1st Edition

Deficit Politics in the United States Taxes, Spending and Fiscal Disconnect

By Dennis Ippolito Copyright 2022
    236 Pages 2 B/W Illustrations
    by Routledge

    From the clashes between Federalists and Republicans in the 1790s until today, partisan battles over taxing, spending, and public debt have shaped American political development. These battles were formerly constrained by fiscal norms that mandated balanced budgets and low debt. In his Farewell Address, President George Washington counseled the nation to "cherish public credit" by using "it as sparingly as possible".

    In the 1980s, however, tax cuts and spending increases created large structural deficits and much higher debt levels. With only a brief interruption in the late 1990s, deficit politics has been a mainstay ever since.

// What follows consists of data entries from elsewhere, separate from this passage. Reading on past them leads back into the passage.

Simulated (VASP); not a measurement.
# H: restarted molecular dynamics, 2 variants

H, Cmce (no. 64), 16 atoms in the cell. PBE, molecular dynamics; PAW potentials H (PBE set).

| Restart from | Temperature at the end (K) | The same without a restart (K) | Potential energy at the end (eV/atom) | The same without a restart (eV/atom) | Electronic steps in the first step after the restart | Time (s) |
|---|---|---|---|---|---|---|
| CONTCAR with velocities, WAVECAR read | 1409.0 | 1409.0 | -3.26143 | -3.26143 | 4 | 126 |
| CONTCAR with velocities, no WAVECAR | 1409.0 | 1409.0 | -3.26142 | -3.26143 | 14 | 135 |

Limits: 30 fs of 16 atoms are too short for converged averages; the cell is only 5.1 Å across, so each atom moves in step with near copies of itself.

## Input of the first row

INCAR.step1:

    Over this period, the Republican Party has passed large tax cuts but failed to retrench the large entitlement programs that continue to raise spending. Likewise, the Democratic Party has expanded the domestic role of government but has abandoned the broad-based taxation it supported in the 1990s. Funding their domestic agenda with matching revenues is now as unappealing for Democrats as entitlement cutbacks are for Republicans, contributing to the current stalemate of Republican tax policy, Democratic spending policy, and soaring deficits and debt. The economic risks this entails are serious, yet an end to the era of deficit politics is nowhere in sight.

    List of Figures and Tables

    Preface

    Chapter One: From Balanced Budgets to Deficit Politics

    Chapter Two: From Deficit to Surplus—The Reagan-Clinton Transition

    Chapter Three: From Surplus to Deficit—The George W. Bush Presidency

    Chapter Four: Stabilizing the Deficit—The Obama Presidency

    Chapter Five: Raising the Deficit—The Trump Presidency

    Chapter Six: The Future of Deficit Politics—And Why It Matters

    Selected Bibliography

    Index

    Biography

    Dennis S. Ippolito is the Eugene McElvaney Professor of Political Science at Southern Methodist University. His most recent book on budget policy was a revised edition of Why Budgets Matter: Budget Policy and American Politics (Pennsylvania State University Press, 2015), the first edition of which was published in 2003. His other books on budget policy include: Deficits, Debt, and the New Politics of Tax Policy (Cambridge University Press, 2012); Budget Policy and the Future of Defense (National Defense University Press/Institute for National Strategic Studies, 1994); Uncertain Legacies: Federal Budget Policy from Roosevelt through Reagan (University Press of Virginia, 1990); Hidden Spending: The Politics of Federal Credit Programs (University of North Carolina Press, 1984); Congressional Spending (Cornell University Press, 1981); and The Budget and National Politics (W.H. Freeman, 1978). In 2010, he received the Aaron B. Wildavsky Award for Lifetime Scholarly Achievement in Public Budgeting and Finance from the Association for Budgeting and Financial Management of the American Society for Public Administration.

    Ippolito (Southern Methodist Univ.) provides an exceptionally detailed account of the political debates over US fiscal policy from the nation's founding to the Trump era. As the title implies, the book weaves together the political and economic history of the United States. Ippolito reminds readers that an aversion to public debt characterized the first 150 years of US history. Unprecedented deficits since then—caused by low taxes and high spending—were grudgingly accepted and budget surpluses became rare. Ippolito emphasizes that a seemingly permanent bipartisan consensus—that debt should finance increases in public spending—now controls fiscal policy. The result is that “voters need not decide how big a government they are willing to pay for.” Ippolito augments the narrative with well-placed tables derived from primary sources and presented in a style and format that are consistent regardless of the period covered or the specific policy context examined. Social historians, political scientists, economists, and public policy scholars will want to keep this volume handy for its historical context, vital for any number of scholarly purposes.